When you know that it’s a bit like that, you can be more forgiving of yourself. You can have a better sense of humor. You can acknowledge that if it were that easy, everyone would do it since it is quite a bit of fun. If you play and it’s the game you like to play, you want to go. You don’t care if you medal at the Olympics, you want to be there. That sets people up. When people say, “It’s hard. I don’t want to change this. I don’t want to change this either.” I’m sure Olympic athletes don’t want to change key things in their routines, but they probably have to get to the next level. There it is. Have a nice day and I feel for you. I get it and I’m in the same boat so we can go complain and cry together, which I’m always happy to do, by the way. I think having good constructive complaint partners in this business is very important.
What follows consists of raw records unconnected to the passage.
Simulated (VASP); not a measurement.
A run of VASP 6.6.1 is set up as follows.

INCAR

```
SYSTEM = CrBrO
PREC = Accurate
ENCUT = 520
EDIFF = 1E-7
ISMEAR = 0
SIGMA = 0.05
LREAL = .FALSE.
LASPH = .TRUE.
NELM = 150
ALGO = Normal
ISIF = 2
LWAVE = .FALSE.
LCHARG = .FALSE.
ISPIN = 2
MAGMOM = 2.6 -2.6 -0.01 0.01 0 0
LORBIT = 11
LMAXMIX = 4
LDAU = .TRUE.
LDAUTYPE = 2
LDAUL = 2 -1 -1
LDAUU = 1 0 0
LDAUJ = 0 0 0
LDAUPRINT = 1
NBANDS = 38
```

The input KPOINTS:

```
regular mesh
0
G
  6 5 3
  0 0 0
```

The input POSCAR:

Here’s the thing, here’s my fun for the day. This is my fun in the podcast, the interviewer’s part because it’s my chance to communicate and have fun with someone like you on our show. I introduce you to my group of people and say, “This is why I brought this woman on because she’s so funny. She’s having a good time in. She’s got something to give.” That’s what you’ve had for us. I am so glad you came to our show.
Thank you. I love being here. It’s an honor and a privilege.
I think there are going to be a lot of people who should be reaching out to you. Thanks for joining us, Ellen. We appreciate it. I know we’re going to have you back again.
Thank you so much. It’s such a pleasure.
Creating A Super Tight Brand And Delivering A Brand Promise – Final Thoughts
That was a lot of fun. I enjoyed that conversation. Our thoughts on brand are very much aligned. Even though we don’t have the branding expertise that Ellen does, we have a lot of experience with it. We have our own brands. We go through this all the time. Brands are a lot of times, like many things, is that when you too close to your own, regardless of whether you’re a branding expert or not or have a lot of experience in it, you need perspective. She mentioned LinkedIn a few times. I didn’t have a problem with that, but we were talking to each other about how my LinkedIn profile needs a serious update. I’m going to have to get it done or else everyone’s going to go to my LinkedIn profile. One of the things we were talking about is I forgot my LinkedIn profile is created so long ago that my email address associated with it is from a previous business that we still have, although maybe not for long. That’s not Brand Synergy and some of the messaging is confusing because we have had two companies for a long time and focus is shifting around one. This is a living, breathing representation of my personal brand. It needs a refresh.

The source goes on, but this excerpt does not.